Democrats took their first formal step yesterday toward trying to nationalize next year's midterm House elections around the issue of ethics, buying ads in the local papers of six Republican lawmakers calling on them to "start working for us" instead of special interests.

The Democratic Congressional Campaign Committee is spending $36,000 on the ads -- a virtually meaningless sum, by itself -- but calls it the beginning of a campaign to fuel an anti-incumbent fever like the one that swept its party out in 1994.

"There's a question about the conduct and the culture that goes beyond the individuals," said Rep. Rahm Emanuel (Ill.), the committee's chairman. "The speaker's gavel is supposed to open the people's house, not the auction house."

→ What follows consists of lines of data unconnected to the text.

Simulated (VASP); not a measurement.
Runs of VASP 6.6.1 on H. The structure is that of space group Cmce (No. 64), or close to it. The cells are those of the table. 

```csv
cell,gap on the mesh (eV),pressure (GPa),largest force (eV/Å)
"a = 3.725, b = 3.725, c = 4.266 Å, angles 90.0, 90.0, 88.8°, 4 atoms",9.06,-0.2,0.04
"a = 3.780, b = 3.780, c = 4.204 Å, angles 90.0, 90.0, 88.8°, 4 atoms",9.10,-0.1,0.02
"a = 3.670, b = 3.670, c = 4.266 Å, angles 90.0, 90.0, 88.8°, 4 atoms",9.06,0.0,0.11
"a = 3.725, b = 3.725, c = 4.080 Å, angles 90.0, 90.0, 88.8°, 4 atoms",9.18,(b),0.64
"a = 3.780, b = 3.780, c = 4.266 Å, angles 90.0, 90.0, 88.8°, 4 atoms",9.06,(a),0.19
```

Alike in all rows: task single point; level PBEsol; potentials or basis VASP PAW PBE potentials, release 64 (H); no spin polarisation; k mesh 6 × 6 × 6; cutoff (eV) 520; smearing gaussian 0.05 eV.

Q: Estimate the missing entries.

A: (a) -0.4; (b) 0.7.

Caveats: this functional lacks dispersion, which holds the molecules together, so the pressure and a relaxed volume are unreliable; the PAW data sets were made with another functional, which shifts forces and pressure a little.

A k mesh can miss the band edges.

Even White House officials have begun to fret about the large number of senior Republicans being tied to questionable travel and relationships with lobbyists. On Friday, federal agents raided the San Diego area home of Rep. Randy "Duke" Cunningham, one of the ad targets. The search followed news reports that he had sold a house to a defense contractor, who immediately put it back up for sale and took a huge loss.

Republicans contend that Democrats are making the mistake the GOP did in 1998, when the party made its main message about President Bill Clinton instead of a positive agenda. Republicans say Democrats face numerous ethical issues of their own. Rep. Jack Kingston (Ga.), vice chairman of the House Republican Conference, asserted that Democrats are "stepping into their own Venus' flytrap."

The ads are customized for each district, with a large photo of a lawmaker accompanied by critical headlines. The one in the Fort Bend Sun, which circulates in the House majority leader's suburban Houston district, asks, "What's Happened to Tom DeLay?"

An ad in two Ohio papers singles out the House Administration Committee chairman by blaring: "Bob Ney's work in Congress is generating headlines . . . on his ties to lobbyists, his foreign trips, and his fight for Indian casinos."

Political consultants agree that a message needs to be repeated so that voters can absorb it. But Democrats have struggled to recruit candidates and hope the ads will help generate an aura of vulnerability around some GOP leaders.

Carl Forti, communications director of the National Republican Congressional Committee, called the ads "a waste of money." "Clearly, their intention is more to draw headlines inside the Beltway than to move votes," Forti said.

Shannon Flaherty, DeLay's spokeswoman, said Democrats are "relying on a strategy of smear tactics and personal attacks in a feeble attempt to win back seats."

The other targets are House Resources Committee Chairman Richard W. Pombo (Calif.), Rep. Rob Simmons (Conn.) and Rep. Charles H. Taylor (N.C.).